The initial motivations of European policymakers for fostering unity in Western Europe and setting up the EC institutions were primarily economic (to improve standards of living and create a large market) and security-related (to act as a bulwark against the progression of communism and prevent the return of a nationalist Germany).21 One of the less avowed goals of integration was to restore Europe's past might and transform it into a force equal to that of the United States.22 The phrase "United States of Europe," given worldwide fame by Winston Churchill's 1946 speech and later popularized by Jean Monnet in his "Action Committee for the United States of Europe," is in itself a testimony to this goal.
Integration arose from the loss of influence of Europe, sanctioned by the Second World War, and coincided with the demise of the European colonial empires. Europe relayed dreams of grandeur for some politicians, who pledged to use European unification to bring back international strength. Many proponents of European integration feared the growing dependence of Europe on the United States as a consequence of the Marshall Plan and envisioned European integration as a means to assert the continent's independence.23 As the French newspaper Le Monde wrote in 1957, "Is the lack of enthusiasm [of the United States for the creation of the EEC] prompted by the thought that, were the Common Market to succeed, Europe would need less American aid and would become more independent?"24 Even Jean Monnet, the pro-American "founding father" of the European Community, envisioned building a European bloc equal to the United States in economic and political strength. He aimed to realize an equal partnership between the United States and Europe.25
The "third force" mythology was omnipresent in the public debate in Europe in the postwar years. German and Italian policymakers assumed that European unity would bring strength in order to mobilize political forces longing for a new form of national identity.26 The French were particularly intent on resisting the United States to demonstrate Europe's new strength and independence. This motivation for furthering European integration culminated in the Gaullist period. Although De Gaulle's suspicions of regional integration were deep for the transfer of sovereignty it seemed to imply, he also foresaw its potential for interposing Europe as a third force in the world, where France alone could not have succeeded.27 According to this Gaullist rhetoric, the movement toward European integration was an important step toward independence from the American tutelage.
The reasoning that applied to political relations also applied, with even more vigor and persuasion, to trade relations. The European and American press commonly assumed since the early days of European integration that being united would give the Europeans greater bargaining leverage vis-à-vis the United States. The issue was already raised in 1943, when the U.S. State Department analyzed the policy opportunities and dangers of the afterwar period. According to economist Jacob Viner, a member of the Special Subcommittee on Problems of European Organization, European economic unification would increase the area's bargaining power, as it had in its time increased the power of the United States and the Zollverein, and this bargaining power would be directed primarily against the United States.28 This did not prevent successive U.S. administrations from strongly supporting the establishment of the European Community and thereby the strengthening of a trade rival because of the overriding priority of strengthening Europe as a security partner.

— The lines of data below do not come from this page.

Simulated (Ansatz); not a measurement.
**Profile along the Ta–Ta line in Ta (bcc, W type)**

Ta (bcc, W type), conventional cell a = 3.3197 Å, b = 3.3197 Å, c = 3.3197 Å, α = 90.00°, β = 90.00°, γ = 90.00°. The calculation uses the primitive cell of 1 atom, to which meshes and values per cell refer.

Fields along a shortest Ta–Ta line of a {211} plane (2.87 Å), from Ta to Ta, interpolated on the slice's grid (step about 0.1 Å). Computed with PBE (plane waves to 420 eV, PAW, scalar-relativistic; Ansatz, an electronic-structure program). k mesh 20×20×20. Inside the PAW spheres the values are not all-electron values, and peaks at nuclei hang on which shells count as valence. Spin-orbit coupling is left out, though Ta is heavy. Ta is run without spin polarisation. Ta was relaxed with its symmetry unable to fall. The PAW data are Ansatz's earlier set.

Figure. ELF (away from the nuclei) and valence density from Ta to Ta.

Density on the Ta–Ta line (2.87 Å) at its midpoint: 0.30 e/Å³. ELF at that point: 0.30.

The spillover logic was expected to be at work in the domain of external relations: "speaking with one voice" in trade affairs would lead to increased international power of the EC, which ultimately translated into common foreign and security policy. American policymakers were well aware of the "third force" dangers associated with the creation of the European Economic Community. In 1961, in regard to the implementation of a regional trade bloc in Europe, the New York Times indeed warned of "the possibility that a united Western Europe might break from the United States and take its stand as the balancing power between East and West."29 Therefore, not surprisingly, the "third force" rhetoric and the potential consequences of the Common External Tariff on transatlantic power relations were at the heart of the preliminary Kennedy Round discussions, which debuted in 1962.
The subsequent advances toward broader and deeper European integration led to even higher expectations that the EC was going to use its reinforced leverage to assert a new world leadership role in trade policy. This assumption was particularly prevalent in the early days of the Uruguay Round negotiations, which took place amidst the relaunching of European integration with the Single European Act and widespread academic and political discussions of the decline of U.S. hegemony. The progress of economic and political integration and the strengthening of the Commission's supranational powers suggested that the EC's negotiating effectivenesswould increase.30 Indeed, the Single European Act, which transformed the decision-making procedures in the EC and committed to complete the European internal market by 1992, provoked the fear of American negotiators. The United States worried, first, that the EC would retreat behind fortresslike walls, and second, that it could now stand up to the United States in bilateral and multilateral negotiations.31 Once the renewed efforts toward integration became publicized around 1987-1988, a common view was that "the rest of the world is feeling at worst considerable apprehension and at best a great deal of anxious uncertainty about what the effects of 1992 might be for their trade and economic relations with this looming economic superpower."32
Most of the official U.S. response to the Single European Act emphasized the potential trade consequences of complete economic unity in Europe. American policymakers did not much discuss the institutional transformations toward increased supranationalism, which the act entailed. Once again, the assumption was that an institutionally stronger EC would produce yet a tougher EC bargaining stance in the GATT negotiations. The link between integration and political influence was made more apparent during the debate on the 1992 Maastricht Treaty on European Union, which provided steps toward further monetary and political integration. The argument that deeper supranational ties would strengthen the EC's position in trade, and possibly foreign policy, negotiations was used again during the 1997 and 2000 Inter-Governmental Conferences leading to the redrafting of the treaty, including the articles governing trade policy. In the discussions of the Constitutional Convention (2002-2004), especially those that took place in the wake of the transatlantic debacle over Iraq, the argument that pooling sovereignty over external representation would enhance Europe's international power was heard once again.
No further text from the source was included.